Monday, June 13, 2016

The Silent Women: Review

In The Silent Women (1953) by Margaret Page Hood, finds young Gil Donan, the recently appointed deputy sheriff from Fox Island, sent to Spruce Island, a near-by sparsely inhabited place off the Maine coast. The island is shrouded in a brooding fog which ideally matches the mood of the inhabitants. John Brown, whose original Italian name is Giovanni, has sent a message asking for help. He claims his beautiful and fiery daughter Gina had returned from the mainland only to be murdered. But there is no body and the island women, whose grapevine knows all the gossip and doings on the island--almost before they happen, claim that Gina has never returned.

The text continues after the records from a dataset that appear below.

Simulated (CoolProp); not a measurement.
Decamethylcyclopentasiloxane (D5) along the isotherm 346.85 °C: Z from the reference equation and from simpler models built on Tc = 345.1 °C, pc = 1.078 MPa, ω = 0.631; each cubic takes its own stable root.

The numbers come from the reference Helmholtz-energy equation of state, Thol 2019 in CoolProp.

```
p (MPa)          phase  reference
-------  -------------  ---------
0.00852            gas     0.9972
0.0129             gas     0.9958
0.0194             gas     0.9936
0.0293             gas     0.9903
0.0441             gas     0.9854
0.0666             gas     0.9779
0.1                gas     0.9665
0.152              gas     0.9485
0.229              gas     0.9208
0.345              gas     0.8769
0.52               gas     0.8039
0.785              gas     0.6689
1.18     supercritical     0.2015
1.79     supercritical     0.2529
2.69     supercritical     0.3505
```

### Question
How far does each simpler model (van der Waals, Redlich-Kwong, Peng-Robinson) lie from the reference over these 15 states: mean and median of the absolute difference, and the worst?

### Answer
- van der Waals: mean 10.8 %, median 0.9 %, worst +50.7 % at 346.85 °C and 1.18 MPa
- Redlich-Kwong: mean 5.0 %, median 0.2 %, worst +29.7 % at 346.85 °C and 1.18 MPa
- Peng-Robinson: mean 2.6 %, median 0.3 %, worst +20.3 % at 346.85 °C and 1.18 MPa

They represent Giovanni as a lonely father whose loss of his wife followed by the desertion of his daughter has made him delusional. When Gil investigates and finds women's clothes--all of recent fashion--in the young woman's bedroom, Martha, a shopkeeper and leader of the island women, tells him that Giovanni would order gifts for Gina just as though she were still living with him. After that, the women go as silent as the fog that engulfs them. Finally, when the men of the island (fishermen who spend little time at home) arrive after their latest sailing journey, a plausible account of Gina's arrival and apparent departure is given. Gil decides to change his wild goose chase into a successful duck hunt before returning home. But when he goes into the underbrush after a wounded bird, he finds more than he bargained for. Gina did come home one last time...but she didn't leave.

Hood manages in this short book (192 pages) to completely transport the reader to this secluded island. The brooding fog and the insular characters provides an atmosphere of  seclusion, mistrust of outsiders, and secrecy that creates the foundation for the tragic story. She also gives her characters a lot of depth--providing substantial background and cultivating sympathy for both Giovanni and the culprit. A suspenseful story with solid clues. Gil makes for an interesting detective--and one who develops over the course of the story. I would definitely be interested in getting my hands on The Scarlet Thread and In the Dark Night to see his further development. ★★ and a half.


********
With the woman's blue skirt, this counts as the "Blue Object" category on the Golden Vintage Scavenger Hunt card.

5 comments:

Peggy Ann said...

Bev, Maine is one of my favorite places. I've got to read this! Thanks!

fredamans said...

I'm so intrigued by this one... is the dad crazy or what?!

Bev Hankins said...

Peggy Ann: Hood wrote several books set in Maine. So--if you find this and like it, there are others to find as well.

bloodymurder said...

This sound really good Bev - thanks, brand new to me!

Ryan said...

Love the sound of this one. I can always count on you to add to my wishlist.